TRUMP RENEWS ATTACKS AGAINST U.S. JUSTICE SYSTEM
President berates ‘dirty cops’ within law enforcement
WASHINGTON
President Donald Trump once again berated the “dirty cops” of the law enforcement establishment Thursday, accusing the Justice Department of going after his friends but not his enemies in an outburst that flouted Attorney General William Barr’s pleas to stop publicly intervening in prosecutions where he had a personal interest.
Speaking out hours after his friend Roger Stone was sentenced to more than three years in prison for lying to protect the president, Trump belittled the case and hinted broadly that he would use his clemency power to spare Stone if a judge did not agree to a retrial sought by defense lawyers.
In essentially dangling a pardon or a commutation for a friend, Trump confronted Barr with a choice about how to respond after he declared last week that the president’s attacks on the criminal justice system were making his job “impossible.”
“A lot of bad things are happening, and we’re cleaning it out,” Trump said of law enforcement at a Las Vegas event for former convicts re-entering society. “We’re cleaning the swamp.
We’re draining the swamp. I just never knew how deep the swamp was.”
He added: “We had a lot of dirty cops. FBI is phenomenal. I love the people in the FBI. But the people at the top were dirty cops.”
Barr last week reversed the Justice Department’s original request, in line with federal guidelines, for a term of seven to nine years for Stone, leading four career prosecutors to quit the case and one to resign from the department altogether.
But even as he agreed with Trump that the sentencing recommendation was excessive, he went on ABC News to publicly ask the president to stop commenting because “I cannot do my job here at the department with a constant background commentary that undercuts me.”
Trump later agreed that he was making Barr’s job harder but indicated he would not stay quiet.
While Trump again erupted Thursday, some in Barr’s camp took solace in the fact that the president did not directly attack the judge in the case, Amy Berman Jackson, the prosecutors or the sentence itself and that he said he admired the FBI rank and file, even though he continued to target its current and former leadership.

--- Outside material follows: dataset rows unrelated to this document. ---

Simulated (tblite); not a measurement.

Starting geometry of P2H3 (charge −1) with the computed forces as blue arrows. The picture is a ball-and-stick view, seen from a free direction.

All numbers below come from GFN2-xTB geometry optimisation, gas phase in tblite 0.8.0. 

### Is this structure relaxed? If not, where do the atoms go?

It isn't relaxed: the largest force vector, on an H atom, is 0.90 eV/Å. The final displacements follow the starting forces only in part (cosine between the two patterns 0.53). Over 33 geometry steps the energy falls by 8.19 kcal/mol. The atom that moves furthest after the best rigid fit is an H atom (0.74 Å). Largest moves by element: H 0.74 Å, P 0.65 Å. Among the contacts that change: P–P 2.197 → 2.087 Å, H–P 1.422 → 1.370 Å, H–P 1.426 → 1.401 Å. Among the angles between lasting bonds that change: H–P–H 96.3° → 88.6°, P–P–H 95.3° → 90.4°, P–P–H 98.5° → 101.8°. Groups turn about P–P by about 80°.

Barr has come to recognize that he may never be able to keep Trump quiet altogether and so in parsing the president’s latest comments, the attorney general and his team chose to see them as progress and an opportunity to work out their differences without further public exchange.
Barr, who has suggested to associates that he may have to resign if the president keeps tweeting about individual prosecutions, stayed silent after Trump’s remarks, and the department declined to comment.
Over the last week, some of Trump’s closest Republican allies in Congress, including Sen. Lindsey Graham of South Carolina, and some of the president’s favorite Fox News commentators have been trying to smooth over the rift by vouching for Barr and urging the president to let the legal process play out, according to people familiar with the matter.
After the judge sentenced Stone on Thursday, Graham noted on Twitter that the term was “on the lower end” and emphasized that a president could always grant clemency. He urged that there be no undue interference in legal cases — without quite saying whom he was addressing.
Baker writes for The New York Times.